Gothong+Lorenzo was not able to respond well to this challenge (though they tried) as they had no true fast cruiser liners. So, they had to use two ships for a route to maintain a weekly sailing or three ships to maintain a cycle of every 10 days. Sweet Lines also tried but like Gothong+Lorenzo they also have no fast cruisers assigned to Southern Mindanao (they had two though in Cebu, the “Sweet Faith” and the “Sweet Home”). Compania Maritima and Sweet Lines were the users of three ships to the Davao route to be able to cycle a ship every 10 days. Aboitiz Shipping, meanwhile, with no new ships simply dropped out of liner shipping to Southern Mindanao and just concentrated on container shipping.
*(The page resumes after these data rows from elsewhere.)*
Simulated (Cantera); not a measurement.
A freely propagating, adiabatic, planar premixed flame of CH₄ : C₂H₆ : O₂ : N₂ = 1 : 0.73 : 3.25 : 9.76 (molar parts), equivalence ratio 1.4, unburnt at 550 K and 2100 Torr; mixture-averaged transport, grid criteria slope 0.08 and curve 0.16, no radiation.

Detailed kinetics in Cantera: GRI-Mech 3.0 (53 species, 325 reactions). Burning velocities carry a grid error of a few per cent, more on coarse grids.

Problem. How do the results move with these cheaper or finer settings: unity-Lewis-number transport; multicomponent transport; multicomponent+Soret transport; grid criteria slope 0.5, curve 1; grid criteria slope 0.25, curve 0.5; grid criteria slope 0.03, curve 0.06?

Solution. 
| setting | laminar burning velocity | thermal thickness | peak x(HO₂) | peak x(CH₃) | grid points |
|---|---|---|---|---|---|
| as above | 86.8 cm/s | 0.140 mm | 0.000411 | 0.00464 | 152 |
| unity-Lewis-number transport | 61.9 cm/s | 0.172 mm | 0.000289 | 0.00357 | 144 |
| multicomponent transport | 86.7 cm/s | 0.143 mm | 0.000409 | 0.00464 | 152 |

Although William Lines and Sulpicio Lines already had fast cruiser liners to Southern Mindanao they also still used their old passenger-cargo ships to the region in the late 1970’s in conjunction with their fast cruisers liners. So with them the passengers have a choice of the fast or the slow which was also less luxurious. Fares also differed, of course.

In the container segment of shipping, the battle was toe-to-toe. Aboitiz Shipping rolled out the Aboitiz Concarriers, William Lines had the Wilcons, Sulpicio Lines fielded the Sulcons (Sulpicio Container) and later Lorenzo Shipping sailed the Lorcons (Lorenzo Container). Many of the ships mentioned were once general cargo ships converted into container ships. [The later series Aboitiz container ships were named Superconcarriers and Megaconcarriers.] Lorenzo Shipping then split with Carlos A. Gothong Lines Inc. and the latter then quit Southern Mindanao routes to concentrate on the Visayas-Mindanao routes. [Later, Lorenzo Shipping quit shipping altogether and sold out to the Magsaysay group before they were reborn as the Oceanic Container Lines.]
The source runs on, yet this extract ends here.